I typically don’t support British talkers on American TV; but John Oliver is apparently good when it comes to technology and the government. Net Neutrality can be debatable; but think E911 is something that can be agreed upon.
Anyways here’s the video and my two cents after:
At 3:45, he quotes the National Emergency Number Association’s “estimated 70 to 80 percent of 9-1-1 calls comes from wireless devices.” I’d think it’s safe to say, that a vast majority of “landlines” are actually from VOIP services that should be coming from your physical address. Seconds later, he claims that 9-1-1 came from billing addresses. That’s if you don’t have it sent to say a PO Box, and he was half true – because many Centrex lines came from billing addresses not the plant address. But Centrex isn’t his audience.
This is very true. If cloud services and apps exist; then why can’t these apps that can track you become appliances in 9-1-1 PSAPs and plug in via SIP? Believe it or not, this upgrade is basically just a change in the software. The hardware is illrelevent. You could still have digital or analog sets taking calls, it’s on what the computer screen is what counts.
Then there’s the announcements of saying “all operators are busy” this allegedly refers to short staffing; but I’d lay on the side of caution – if there was a spike of emergencies or crises featured in this montage, then I’d side with that over his “understaff” claims.
Those “butt calls” calls placed add also calls placed during performances of “love” is another reason why 9-1-1 fails. It’s too easy to call. Sure if you’re in an emergency in panic, it’s nice to hold 9 or whatever to get 9-1-1; but this is probably how some PSAPs are overloaded. Even in enterprise settings, people like Avaya Blue’s own Mark Fletcher have been in bed with the FCC to force hotels to prevent using a trunk access code to dial out for 9-1-1. Or what he has done at Avaya to force businesses out of their will to have the government tell how private companies should have 9-1-1 programed on phone systems. To me this is beyond inappropriate and is an overreach of government and taking the common sense that is often missing in IT to begin with. By supporting very technical rules that can change at any time and threatening your users of lawsuits if you don’t comply is also sobering. These types of actions are only enabling the faceless careless IT departments to be even more careless and anti users.
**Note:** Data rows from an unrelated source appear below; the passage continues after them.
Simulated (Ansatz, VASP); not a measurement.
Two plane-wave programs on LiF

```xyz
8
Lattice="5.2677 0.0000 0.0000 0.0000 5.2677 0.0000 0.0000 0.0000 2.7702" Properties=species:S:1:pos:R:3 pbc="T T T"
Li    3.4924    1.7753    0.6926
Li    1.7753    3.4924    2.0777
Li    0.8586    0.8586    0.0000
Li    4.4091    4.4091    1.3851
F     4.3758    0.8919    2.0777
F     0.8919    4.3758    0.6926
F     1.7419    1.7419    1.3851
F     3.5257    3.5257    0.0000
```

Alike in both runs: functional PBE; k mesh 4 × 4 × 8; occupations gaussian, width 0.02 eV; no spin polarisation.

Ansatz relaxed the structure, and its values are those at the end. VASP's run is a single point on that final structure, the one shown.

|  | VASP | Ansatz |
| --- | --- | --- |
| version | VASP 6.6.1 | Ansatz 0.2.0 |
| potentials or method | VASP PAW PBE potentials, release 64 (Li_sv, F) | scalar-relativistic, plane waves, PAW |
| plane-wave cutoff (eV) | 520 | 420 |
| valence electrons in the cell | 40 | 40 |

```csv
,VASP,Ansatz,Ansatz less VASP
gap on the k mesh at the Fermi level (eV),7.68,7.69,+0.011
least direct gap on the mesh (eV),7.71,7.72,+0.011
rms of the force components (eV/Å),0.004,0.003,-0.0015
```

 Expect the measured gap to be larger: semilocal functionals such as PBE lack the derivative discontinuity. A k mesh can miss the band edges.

I digress. For enterprises, they have had similar issues like how consumers have cut the cord to wirelines; because VOIP is “mobile” and IP is not location dependent. I can have a data drop be tied to a switch, but the switch doesn’t care that I am on the 4th floor in the 6th office; in legacy PBX systems, it was programmed via the PBX of specific locations that could pass through to the 911 as a “supplemental ANI” service.
Cisco has encouraged adds moves or changes by unplugging the set and place it to a new location to make it easier for non telecom professionals to avoid doing proper changes by remapping a users’ MAC address from one cube to another. MAC remapping is too much labor for the IT department that doesn’t respect telephony. And this actually can cause even more problems for users trying to dial emergency.
I think John Oliver is right, we have taken 911 for granted. Maybe we shouldn’t take it for granted for a change. Maybe people who actually oppose changes forced by the alikes of Mark Fletcher to actually stand by their private branch exchange and stop having the government dictate how private businesses use their private phone system. Maybe “Fletch” could be better off selling snap-in apps to give better location information to these same PSAPs as Oliver has suggested. If the facts are true that Avaya Red and Blue have 50 percent of the PSAP install base; maybe they should be selling these appliances or applications, and services (i.e. through a cloud) instead.